H&M is losing customers—can Big Data bring them back into the fold?
The Swedish apparel retailer certainly has had a hard time of it lately. Sweatshirt controversies and delivery problems aside, foot traffic has nosedived, sending H&M’s operating profit careening 62 percent in the three months through February and yoking the fast-fashion chain with $4.3 billion in unsold clothing. Shares have slipped a precipitous 56 percent over the past three years.
But artificial intelligence (AI) could help H&M engineer a reversal of fortune, the Wall Street Journal reported Tuesday. To work its way out of this slump, the retailer is said to be employing algorithms to scrutinize store receipts, returns and loyalty-card histories so it can better customize its inventory at individual locations: a bigger selection of tank tops and skinny jeans in one store, perhaps, or more cashmere sweaters and pencil skirts in another.
It’s a strategy that requires far greater forethought than traditional stocking practices, which hitherto have relied on a one-size-fits-all philosophy or a store manager’s instincts. Drilling down to such a granular scale might also prove difficult given both H&M’s size and stature. The retailer’s fleet includes 4,288 stores across the globe, or more than double Zara’s 2,127.
Still, H&M is not the first brand to use data to court its clientele. Zara is a pioneer of using data analytics to track demand and supply on a localized, real-time basis. Gap mines past purchases to suggest complementary styles that its customers might like. Uniqlo is tapping Big Data to figure out with needle-sharp precision what its customers want—more packable puffers? Less gingham?—in each of its stores, curtailing excess inventory. Even virtual assistants like Amazon’s Echo Look are employing machine learning to make style recommendations and trigger acquisitions.
AI could even predict—or even create—the next fashion trends. IBM and the Fashion Institute of Technology are training a visual search engine, known as Cognitive Prints, to hone in on images with specific elements such as a surplice collar, a Breton stripe or a cold-shoulder sleeve. Users can filter results by designer, era or genre (“1970s Halston formalwear” might be one example.)
Cognitive Prints can also design patterns based on visual inputs: the sharp curves of the Eiffel Tower, say, or a panorama of the night sky. Eventually it might even dream up whole garments based on keywords like “white,” “jumpsuit” and “lace.”
“As AI progress continues to advance, fashion [will] see more transformations,” Priyanka Agrawal, an IBM Research India scientist who worked on the project, told Smithsonian Magazine. “For example, with the rise of conversational agents and virtual reality/augmented reality technology, it should not be long until users can not only query fashion catalogs but also interact, iterate and [be inspired by] the technology.”
Meanwhile, researchers from Adobe Research and University of California San Diego are tinkering with neural networks that they claim can one day create custom apparel based on a buyer’s preference.

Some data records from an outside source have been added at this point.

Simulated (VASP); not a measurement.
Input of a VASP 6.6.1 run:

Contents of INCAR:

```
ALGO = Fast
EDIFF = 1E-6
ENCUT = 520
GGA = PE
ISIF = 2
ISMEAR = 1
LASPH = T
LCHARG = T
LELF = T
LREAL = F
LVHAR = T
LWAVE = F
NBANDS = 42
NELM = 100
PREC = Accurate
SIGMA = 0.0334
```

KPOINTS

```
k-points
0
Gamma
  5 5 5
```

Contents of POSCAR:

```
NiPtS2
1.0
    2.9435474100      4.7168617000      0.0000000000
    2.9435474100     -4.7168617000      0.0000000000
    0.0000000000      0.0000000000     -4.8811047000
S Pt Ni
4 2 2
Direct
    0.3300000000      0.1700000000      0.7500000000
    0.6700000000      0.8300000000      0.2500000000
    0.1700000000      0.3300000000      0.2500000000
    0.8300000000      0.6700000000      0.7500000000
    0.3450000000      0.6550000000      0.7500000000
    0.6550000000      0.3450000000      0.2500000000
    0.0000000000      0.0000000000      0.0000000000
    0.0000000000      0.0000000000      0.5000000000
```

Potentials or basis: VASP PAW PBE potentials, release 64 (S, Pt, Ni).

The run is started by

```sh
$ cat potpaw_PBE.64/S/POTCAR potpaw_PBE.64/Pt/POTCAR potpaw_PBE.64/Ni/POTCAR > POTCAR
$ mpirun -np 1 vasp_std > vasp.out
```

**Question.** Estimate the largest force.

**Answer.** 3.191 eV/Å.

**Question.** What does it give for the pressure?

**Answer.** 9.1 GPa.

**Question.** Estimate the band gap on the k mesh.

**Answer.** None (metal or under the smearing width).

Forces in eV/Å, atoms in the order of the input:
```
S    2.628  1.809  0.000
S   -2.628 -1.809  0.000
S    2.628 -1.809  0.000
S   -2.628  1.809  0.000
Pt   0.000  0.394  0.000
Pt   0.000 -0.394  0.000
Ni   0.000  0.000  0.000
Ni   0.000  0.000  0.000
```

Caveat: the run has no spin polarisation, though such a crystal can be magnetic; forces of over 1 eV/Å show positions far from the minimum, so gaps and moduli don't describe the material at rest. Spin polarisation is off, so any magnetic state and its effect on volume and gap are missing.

If successful, such a model would offer a “new type of recommendation approach that can be used for recommendation, production and design,” said Julian McAuley, a professor of computer science and engineering at the school. “These frameworks can lead to richer forms of recommendation, where content recommendation and content generation are more closely linked.”
In other words, it’s Big Data’s world; we’re just living in it.